High-resolution sedimentary records from several locations over the globe that cover up to four glacial-interglacial cycles are being studied for their paleoclimatic properties as well as for their paleomagnetic information. Eighteen cores from the Black Sea as well as four cores from the Sea of Marmara with different temporal resolution are under detailed investigation. Especially the paleomagnetic records from these mid northern hemisphere sites shall be supplemented by data to be obtained from four cores recovered from the SE Pacific and three cores from the Drake Passage, Antarctica. Records of geomagnetic field variations from mid to high southern latitudes, especially documentations of geomagnetic excursions, are quite sparse and are of great importance for developments of representative geomagnetic field models.

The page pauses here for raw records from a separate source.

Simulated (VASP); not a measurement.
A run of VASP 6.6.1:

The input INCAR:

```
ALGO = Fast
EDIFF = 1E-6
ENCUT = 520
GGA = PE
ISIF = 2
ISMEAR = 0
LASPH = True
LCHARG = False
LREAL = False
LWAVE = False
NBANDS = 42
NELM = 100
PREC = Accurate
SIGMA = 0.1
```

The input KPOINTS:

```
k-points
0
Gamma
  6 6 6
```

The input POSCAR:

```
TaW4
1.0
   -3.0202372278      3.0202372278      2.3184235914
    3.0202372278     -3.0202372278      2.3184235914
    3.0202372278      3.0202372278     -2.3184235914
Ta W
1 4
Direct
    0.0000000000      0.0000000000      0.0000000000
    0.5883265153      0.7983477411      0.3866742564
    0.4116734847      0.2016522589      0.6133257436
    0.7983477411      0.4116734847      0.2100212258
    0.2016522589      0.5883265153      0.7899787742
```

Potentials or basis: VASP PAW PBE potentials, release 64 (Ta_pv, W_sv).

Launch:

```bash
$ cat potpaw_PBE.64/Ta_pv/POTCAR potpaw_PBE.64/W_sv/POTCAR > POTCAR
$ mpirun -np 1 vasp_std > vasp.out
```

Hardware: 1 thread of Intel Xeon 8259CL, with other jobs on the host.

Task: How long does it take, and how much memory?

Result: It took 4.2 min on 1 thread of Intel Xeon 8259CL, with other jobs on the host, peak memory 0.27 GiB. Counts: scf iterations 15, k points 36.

The paleomagnetic study of a first set of sediment cores already revealed an excellent record of the Laschamp geomagnetic excursion 41,000 years ago. In the Black Sea area, it is expressed as a short, only 440 years lasting, but full reversal of the Earth's magnetic field. This reversed field configuration was characterized by field intensities of about 25% of the present-day value. The transitional fields during N-R and R-N reversals (N: normal poarity, R: reversed polarity), respectively, were associated with field intensities partly even as low as 5% of the present-day value. Thus, the shielding against charged particles from space (galactic cosmic rays) was impaired, leading to an increase in cosmogenic radionuclide (10Be, 14C, 36Cl) production. These isotopes were studied before at high-resolution only in ice cores from Greenland and Antarctica, which do not carry a paleomagnetic signal.
The Black Sea sediments under investigation cover the last glacial cycle with high sedimentation rates from 25 to 40 cm/kyr. Obtained paleomagnetic data comprise the best dated and most detailed record of the Laschamp geomagnetic excursion from the northern hemisphere. Moreover, the recording sediments are characterized by a fairly homogeneous lithology. Therefore, they offer the unique chance to directly study the flux of 10Be within the frame of a high-resolution paleomagnetic record obtained from the same archive. For this, in an initial study with 50 10Be samples, the central, fully reversed part of the Laschamp excursion, bracketed by the two pronounced field lows of the transitional field configurations, is being investigated, too.
Currently, further time windows related to postulated geomagnetic excursions are under investigation. The final goal is to provide, for both the Black Sea region as well as for the SE Pacific/Antarctic region, well-dated continuous high-resolution paleomagnetic reference records, comprising inclination, declination, and relative paleointensity, that are embedded in records of paleoclimatic variation from the past two glacial-interglacial cycles.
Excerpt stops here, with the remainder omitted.